It might therefore be difficult to combine the various objectives of promoting commercial R&D, equity in natural resource distribution, and conservation of (agro-) biodiversity, in one national law. In his comparison of the different sui generis approaches Louwaars concludes that problems may arise when only a single framework has to regulate all the different issues. Such regulation might become too rigid and complicated, thereby favouring those actors who have the resources to handle such complications.
An alternative would be to develop a bundle of rights for the different fields of protection. One option is a rights system that is in compliance with the legal requirements of TRIPS. Additional legislation should then take into account the protection of Farmersí Rights and the equitable sharing of benefits arising from the use of (agro-) biodiversity. This could, for instance, be a "TRIPS Plus" framework as suggested by Balakrishna. Such a complementary approach to the aims of the TRIPS Agreement and the CBD bears several implications. For instance, the time pressure for developing countries to comply with the TRIPS requirements is dominating over the implementation schedule of the CBD. On a national level, fast solutions could therefore have negative repercussions on the ongoing efforts to formulate alternative protection systems targeting the CBD.

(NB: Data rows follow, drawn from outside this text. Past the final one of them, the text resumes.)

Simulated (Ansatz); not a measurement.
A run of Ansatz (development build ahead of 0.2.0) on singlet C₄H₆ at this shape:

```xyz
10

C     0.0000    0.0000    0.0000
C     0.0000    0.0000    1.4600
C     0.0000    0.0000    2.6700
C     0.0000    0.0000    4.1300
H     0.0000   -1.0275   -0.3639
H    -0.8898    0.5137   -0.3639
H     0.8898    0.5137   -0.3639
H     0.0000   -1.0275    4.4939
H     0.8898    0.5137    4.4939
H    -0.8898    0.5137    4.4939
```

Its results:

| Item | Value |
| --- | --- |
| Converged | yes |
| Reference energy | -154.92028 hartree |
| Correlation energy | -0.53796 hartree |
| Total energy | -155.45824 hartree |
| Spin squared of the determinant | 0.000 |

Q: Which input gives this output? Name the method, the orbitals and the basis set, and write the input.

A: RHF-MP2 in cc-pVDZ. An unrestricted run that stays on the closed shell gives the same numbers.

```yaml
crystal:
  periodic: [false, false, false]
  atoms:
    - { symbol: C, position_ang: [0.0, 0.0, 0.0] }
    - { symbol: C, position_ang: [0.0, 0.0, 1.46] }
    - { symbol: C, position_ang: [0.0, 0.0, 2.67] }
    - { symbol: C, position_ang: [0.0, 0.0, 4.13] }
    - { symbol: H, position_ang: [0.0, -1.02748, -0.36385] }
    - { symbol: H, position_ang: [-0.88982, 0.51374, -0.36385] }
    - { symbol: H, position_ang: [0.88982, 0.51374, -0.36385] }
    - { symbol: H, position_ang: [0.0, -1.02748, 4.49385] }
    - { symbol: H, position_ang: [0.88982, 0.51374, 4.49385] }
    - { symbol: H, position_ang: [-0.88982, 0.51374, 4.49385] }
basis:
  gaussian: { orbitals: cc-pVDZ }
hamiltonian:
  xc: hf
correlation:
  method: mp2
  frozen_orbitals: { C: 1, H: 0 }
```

The comparison of different sui generis rights also highlights the lack of experience in formulating such rights as alternatives to regular IPR systems. However, the creativity and effort that is spent on the drafting procedures of these systems will finally be judged by their performance in practice. Although it is desirable to create sui generis legislation which takes into account all the different needs and aims, its implementation will still depend on a number of factors, such as structural capacities, financial resources and expertise. In any case, their practical consequences on, for instance, plant breeding and biodiversity conservation will only become obvious in the long run. Therefore it seems likely that the review of the TRIPS provision on the legal protection for plant varieties in 1999 will be less based on experience but rather on general attitudes towards IPR and knowledge systems.